DFT Parallelization in OpenMP
The FFT is the most famous library to solve a Fourier Transform (FT) using
the Fast Fourier Transform algorithm. The goal of this exercise is to develop a
fast DFT (Discrete Fourier Transform, a different algorithm to calculate FT) by
parallelizing the serial C code that is provided as DFT_seq.c.
The code calculates direct and inverse DFTs, timing the total time taken for the
computation of the two DFTs. The computational core of the program is the
DFT subroutine that takes idft argument as 1 for the direct DFT and -1 for the
inverse DFT.
The code also prints the value of the first element of the DFT computation. This
is equal to the input size (N). You can use this number to quickly check the
correctness of your implementation.
You will focus on parallelizing the DFT function:
int DFT(int idft, double *xr, double *xi, double *Xr_o, double *Xi_o, int N)
{
// Region 1: main DFT function
for (int k = 0; k < N; k++)
{
for (int n = 0; n < N; n++)
{
// Real part of X[k]
Xr_o[k] += xr[n] * cos(n * k * PI2 / N) + idft * xi[n] * sin(n*k*PI2/N);
// Imaginary part of X[k]
Xi_o[k] += -idft * xr[n] * sin(n * k * PI2 / N) + xi[n] * cos(n*k*PI2/N);
}
}
// Region 2: Normalizing IDFT
if (idft == -1)
{
for (int n = 0; n < N; n++)
{
Xr_o[n] /= N;
Xi_o[n] /= N;
}
}
return 1;
}
In this exercise, N=10000. Please provide a comprehensive report to answer the
following questions. You should plot figures to show your testing results in the
report.
Questions:
1
1. (1 point) Using OpenMP to parallelize the given sequential code in
DFT_seq.c . The goal is to achieve the best possible performance for DFT
with the correct result and no false sharing. Note that the scheduling policy
and where to parallelize will affect your final code performance. Your plot
should reflect the execution time for the runs on 1, 2, 4, 8 and 16 threads.

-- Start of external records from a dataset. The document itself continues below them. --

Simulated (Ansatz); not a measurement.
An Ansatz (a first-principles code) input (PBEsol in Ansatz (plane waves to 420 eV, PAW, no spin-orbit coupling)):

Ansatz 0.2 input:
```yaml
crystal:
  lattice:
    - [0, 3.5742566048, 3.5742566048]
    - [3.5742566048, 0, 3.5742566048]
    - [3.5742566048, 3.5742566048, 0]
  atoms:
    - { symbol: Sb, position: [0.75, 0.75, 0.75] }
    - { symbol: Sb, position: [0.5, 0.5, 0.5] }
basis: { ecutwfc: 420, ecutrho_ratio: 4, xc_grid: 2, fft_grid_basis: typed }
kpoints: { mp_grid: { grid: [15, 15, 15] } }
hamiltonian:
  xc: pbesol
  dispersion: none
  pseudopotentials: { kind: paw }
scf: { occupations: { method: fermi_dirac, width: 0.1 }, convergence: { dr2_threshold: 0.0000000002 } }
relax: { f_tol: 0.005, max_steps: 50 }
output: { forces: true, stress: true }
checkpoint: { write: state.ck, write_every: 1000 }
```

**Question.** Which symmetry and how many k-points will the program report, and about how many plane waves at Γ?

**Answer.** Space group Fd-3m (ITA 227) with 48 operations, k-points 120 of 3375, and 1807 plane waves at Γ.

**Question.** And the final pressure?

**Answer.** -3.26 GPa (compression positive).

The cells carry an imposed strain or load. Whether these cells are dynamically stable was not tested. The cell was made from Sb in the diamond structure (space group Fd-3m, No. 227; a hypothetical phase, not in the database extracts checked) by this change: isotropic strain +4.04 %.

The performance measurement should be an average of 5 repeated runs.
Note that you need to parallelize all the code regions that are necessary
for performance improvement.
2. (1 point) Zoom into Region 1, which is the main DFT function nested
loops, please write the two OpenMP parallelization versions for outer and
inner loops in the report and discuss which design choice is better for
performance and why. After this, using the one design above that has
the better performance as the baseline, please discuss how the scheduling
policy choices (default, static and dynamic) may impact its final execution
time. Plot them out in a figure to reflect the runs on 1, 2, 4, 8 and 16
threads. Note that please design your scheduling policy that avoids false
sharing. Also, it is possible that they don’t present significant performance
differences. You have to summarize your findings.